Sometimes, camp involves sitting around a fire eating s’mores. Or, here in Maine, it could be that family cottage by a lake or up north.

For Bates professor Charles Nero and other film lovers and scholars of queer studies, camp is also a style that focuses on the excessive and over-the-top — an aesthetic that has been embraced by LGBTQ communities since the mid-20th century.

Charles Nero teaches a session of a First-Year Seminar in August. (Phyllis Graber Jensen/Bates College)

“Camp focuses a lot on style, image,” says Nero, the Benjamin E. Mays ’20 Distinguished Professor of Rhetoric, Film, and Screen Studies. “Some people might say it’s an attention to detail that is excessive. At the same time, for queer people, it is something that allows us to recognize each other and build community with each other.”

So what qualifies as camp?

Think Broadway musicals, particularly classics from the 1940s and ’50s, with their “passionate depictions of love and romance and bursting into song as a way of expressing that passion.”

Or the Bette Davis classic All About Eve. “Every line in the movie is deliberate, intentional, and quite witty, a celebration of wit in the style of Oscar Wilde,” Nero says. “People are constantly glamorous and beautiful and saying smart things.”

Think performers, like Judy Garland and Barbra Streisand, who “have legions of queer people, both male and female, who adore them because of their ability to emote via song,” Nero says.

Margaret O’Brien and Judy Garland perform the song “Under the Bamboo Tree” in Meet Me In St. Louis, a film that Charles Nero says exemplifies the concept of camp. (Photograph by Metro-Goldwyn-Mayer, Life magazine, Vol. 17, No. 24 [public domain], via Wikimedia Commons)

Or one of Nero’s favorites, Meet Me In St. Louis. “It’s incredibly queer,” Nero says, “and it’s directed by Vincente Minnelli, a bisexual man, who’s the father of Liza Minnelli and married to Judy Garland — so you’ve got three icons in one.”

And why is camp important?

Think of the way film depictions of gay and lesbian love were taboo or outright banned for decades, how “Hollywood film was defined by an absence of queer people,” Nero says.

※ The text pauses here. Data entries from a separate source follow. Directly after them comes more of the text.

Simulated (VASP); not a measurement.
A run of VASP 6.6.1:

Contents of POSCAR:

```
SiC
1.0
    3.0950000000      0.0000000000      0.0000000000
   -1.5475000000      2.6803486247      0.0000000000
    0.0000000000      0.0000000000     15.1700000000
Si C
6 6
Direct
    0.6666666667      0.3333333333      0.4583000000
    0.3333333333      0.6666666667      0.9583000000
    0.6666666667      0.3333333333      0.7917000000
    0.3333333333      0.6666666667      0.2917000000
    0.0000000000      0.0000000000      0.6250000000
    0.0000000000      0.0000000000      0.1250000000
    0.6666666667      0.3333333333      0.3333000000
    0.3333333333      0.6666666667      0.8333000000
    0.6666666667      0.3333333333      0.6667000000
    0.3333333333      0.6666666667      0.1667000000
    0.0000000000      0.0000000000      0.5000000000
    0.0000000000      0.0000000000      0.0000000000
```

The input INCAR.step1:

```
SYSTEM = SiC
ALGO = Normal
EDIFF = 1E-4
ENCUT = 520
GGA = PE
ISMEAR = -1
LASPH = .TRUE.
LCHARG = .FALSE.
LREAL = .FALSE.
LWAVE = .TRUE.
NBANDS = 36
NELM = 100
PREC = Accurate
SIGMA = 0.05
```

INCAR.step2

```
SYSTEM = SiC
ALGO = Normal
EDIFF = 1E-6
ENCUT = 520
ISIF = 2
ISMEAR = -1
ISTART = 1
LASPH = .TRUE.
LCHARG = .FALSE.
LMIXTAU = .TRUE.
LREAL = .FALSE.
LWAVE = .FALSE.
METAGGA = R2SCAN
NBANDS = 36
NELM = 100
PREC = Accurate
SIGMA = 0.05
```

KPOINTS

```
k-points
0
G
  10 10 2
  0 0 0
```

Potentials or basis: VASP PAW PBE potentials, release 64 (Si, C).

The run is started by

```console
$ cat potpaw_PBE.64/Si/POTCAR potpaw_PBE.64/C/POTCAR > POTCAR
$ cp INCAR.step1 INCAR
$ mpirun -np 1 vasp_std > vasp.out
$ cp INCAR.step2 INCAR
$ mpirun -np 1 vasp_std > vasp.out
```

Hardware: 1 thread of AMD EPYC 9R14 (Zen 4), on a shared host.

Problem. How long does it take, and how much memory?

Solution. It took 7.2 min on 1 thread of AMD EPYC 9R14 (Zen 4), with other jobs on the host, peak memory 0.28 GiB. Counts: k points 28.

But, of course, queer people still watched movies or worked in the industry. So they “learned to recognize moments of style that felt queer to them, and they could talk about those with other members of their community and form an audience.”

Does camp have downsides?

It can — if, as Nero has, you associate camp and style with historic preservation in gay neighborhoods, associate historic preservation with access to wealth, and wealth with white elites and white gay men around historic preservation.

“It has helped remove people of color from communities, old people, poorer people, and has furthered gentrification,” Nero says. “Some gentrification has to do with style and camp.”